The week before the draft, somewhere around 12 teams told Weaver he was going in either the fourth or fifth round. But when one of those teams passed on him in the fourth, fifth AND sixth rounds, Weaver went to his room at his childhood home in Spokane, Washington, and began destroying a bookshelf.
Weaver's dad, Todd, thought his son was ripping down drywall at first. When he opened the door and Evan shot him a look, Todd closed the door and let Evan continue wrecking the bookshelf -- a corner of which went through the wall. By time Evan was done, the bookshelf was in pieces.
Not long afterward, Weaver was taken by the Arizona Cardinals with the 202nd pick. Evan and his mom, Christine, cried.
"I don't ever want to do it again," she said.
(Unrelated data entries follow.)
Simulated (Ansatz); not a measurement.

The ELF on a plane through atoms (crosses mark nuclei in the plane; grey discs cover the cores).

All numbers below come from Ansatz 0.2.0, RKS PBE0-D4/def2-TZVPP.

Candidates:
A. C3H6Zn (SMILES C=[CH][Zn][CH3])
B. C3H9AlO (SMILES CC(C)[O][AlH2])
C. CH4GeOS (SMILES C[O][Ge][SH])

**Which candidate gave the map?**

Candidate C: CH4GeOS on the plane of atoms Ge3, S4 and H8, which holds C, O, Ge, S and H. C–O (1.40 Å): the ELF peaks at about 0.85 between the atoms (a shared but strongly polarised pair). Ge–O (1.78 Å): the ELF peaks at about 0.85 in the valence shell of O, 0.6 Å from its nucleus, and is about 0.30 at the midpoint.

Throughout his football career, as he starred and flourished on the field, Weaver has been underestimated.
He enters the NFL with a laundry list of critical scouting reports, most of which said he's not athletic enough to play in the NFL, despite a senior season in which he was named a consensus All-American and the Pac-12 Defensive Player of the Year while leading the Football Bowl Subdivision with 181 tackles.
He hears the criticisms. He listens to them. He tracks them. He and his dad wrote them on a rock from their backyard.
"It's not just his chip on his shoulder," his mom said. "But his boulder on his shoulder."
Even Cal defensive coordinator Peter Sirmon, who played linebacker on the Tennessee Titans for seven seasons, underestimated Weaver while recruiting him at USC.
"He was a guy that was a little bit out of position," Sirmon said. "You didn't know really where he was going to play. He played everywhere in high school. So, it was a tough eval.
"Is he the world's best athlete? No. I'm not advocating that people are incorrect, but with production, I have a hard time thinking that athleticism is as low as some people might believe it is."
Weaver blossomed into a superb tackler at Cal and caught the Cardinals' eye in the process. Arizona learned first-hand about Evan's intensity during their meetings at the Senior Bowl in Mobile, Alabama, in January.
"I'm a pretty fiery dude," Weaver said. "I want to compete with everything I do."
He's a mix of his mom and dad, both of whom are intense and competitive in their own ways. Christine, who said she was the first girl to play in her hometown's Little League, grew up playing soccer, going to Europe at age 16 to play with women's teams. She quit playing just two years ago because of a back injury. Todd wasn't as athletic as his wife or son but he grew up playing everything. His intensity now shows up in business, he said.
Evan's intensity started the second he was born, Christine said.
He screamed a lot as a baby. He destroyed his Exersaucer. When he was 6, he used a nail gun to blast carpenter's nails spelling out "Evan" into the wall. The basement ceiling was covered in ball marks. When Weaver went away to college, his parents had to "de-Evanize" their house.
"I feel like he was someone who required a lot of corralling," said Tess, Evan's older sister. "As soon as we'd get home from school, it was like all hands on deck."
"He was a handful and we are so grateful that our lovely daughter was born first because he was so much to handle that he would've been an only child," Christine said. "There's no doubt."
Their baby boy grew to be 6-foot-2 and 237 pounds but his 4.76 40-yard dash at the NFL combine did not impress. Twenty-two linebackers finished with a faster time in Indianapolis, including Cardinals first-round pick Isaiah Simmons, who ran a 4.39. It's just one more boulder for Weaver to carry on his shoulder.
"4.4 40s don't win you Super Bowls," Weaver said. "Guys who are willing to actually play win you Super Bowls."